Table of contents

How to Handle Geolocation-Based Content with Selenium

Many modern web applications provide location-specific content based on the user's geographic position. When web scraping such applications, you need to control the browser's geolocation settings to access content from different regions. This guide demonstrates how to handle geolocation-based content effectively using Selenium WebDriver.

Understanding Geolocation in Web Browsers

Web browsers use the Geolocation API to determine a user's location through various methods including GPS, IP address, WiFi networks, and cellular towers. Websites can request location permissions and display content based on the user's geographic position, such as:

  • Local business listings and reviews
  • Weather information
  • Regional pricing and availability
  • Location-specific news and events
  • Delivery zones and shipping options

Setting Up Geolocation with Chrome WebDriver

Python Implementation

from selenium import webdriver
from selenium.webdriver.chrome.options import Options
from selenium.webdriver.common.by import By
from selenium.webdriver.support.ui import WebDriverWait
from selenium.webdriver.support import expected_conditions as EC
import time

def create_driver_with_geolocation(latitude, longitude):
    """Create Chrome driver with specific geolocation coordinates"""
    chrome_options = Options()

    # Set geolocation coordinates
    prefs = {
        "profile.default_content_setting_values.geolocation": 1,  # Allow location access
        "profile.managed_default_content_settings.geolocation": 1
    }
    chrome_options.add_experimental_option("prefs", prefs)

    # Initialize driver
    driver = webdriver.Chrome(options=chrome_options)

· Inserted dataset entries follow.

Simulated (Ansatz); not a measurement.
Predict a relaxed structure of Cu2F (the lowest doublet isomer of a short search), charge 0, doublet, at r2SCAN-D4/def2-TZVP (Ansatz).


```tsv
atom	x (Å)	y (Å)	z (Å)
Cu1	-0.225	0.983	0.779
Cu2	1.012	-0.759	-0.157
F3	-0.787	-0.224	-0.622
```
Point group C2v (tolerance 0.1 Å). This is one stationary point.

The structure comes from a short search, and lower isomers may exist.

    # Override geolocation using Chrome DevTools Protocol
    driver.execute_cdp_cmd("Emulation.setGeolocationOverride", {
        "latitude": latitude,
        "longitude": longitude,
        "accuracy": 100
    })

    return driver

# Example: Set location to New York City
driver = create_driver_with_geolocation(40.7128, -74.0060)

try:
    # Navigate to a location-aware website
    driver.get("https://www.google.com/maps")

    # Wait for page to load and detect location
    time.sleep(3)

    # Your scraping logic here
    print("Location set successfully!")

finally:
    driver.quit()

JavaScript/Node.js Implementation

const { Builder, By, until } = require('selenium-webdriver');
const chrome = require('selenium-webdriver/chrome');

async function createDriverWithGeolocation(latitude, longitude) {
    const options = new chrome.Options();

    // Set geolocation preferences
    options.setUserPreferences({
        'profile.default_content_setting_values.geolocation': 1,
        'profile.managed_default_content_settings.geolocation': 1
    });

    const driver = await new Builder()
        .forBrowser('chrome')
        .setChromeOptions(options)
        .build();

    // Override geolocation
    await driver.executeCdpCommand('Emulation.setGeolocationOverride', {
        latitude: latitude,
        longitude: longitude,
        accuracy: 100
    });

    return driver;
}

// Example usage
async function scrapeLocationContent() {
    const driver = await createDriverWithGeolocation(51.5074, -0.1278); // London

    try {
        await driver.get('https://www.weather.com');

        // Wait for location-based content to load
        await driver.sleep(3000);

        // Extract location-specific data
        const locationElement = await driver.findElement(By.css('.location-name'));
        const location = await locationElement.getText();
        console.log(`Current location: ${location}`);

    } finally {
        await driver.quit();
    }
}

scrapeLocationContent();

Advanced Geolocation Handling

Managing Location Permissions

def setup_geolocation_permissions(driver, allow_location=True):
    """Set up location permissions for the current session"""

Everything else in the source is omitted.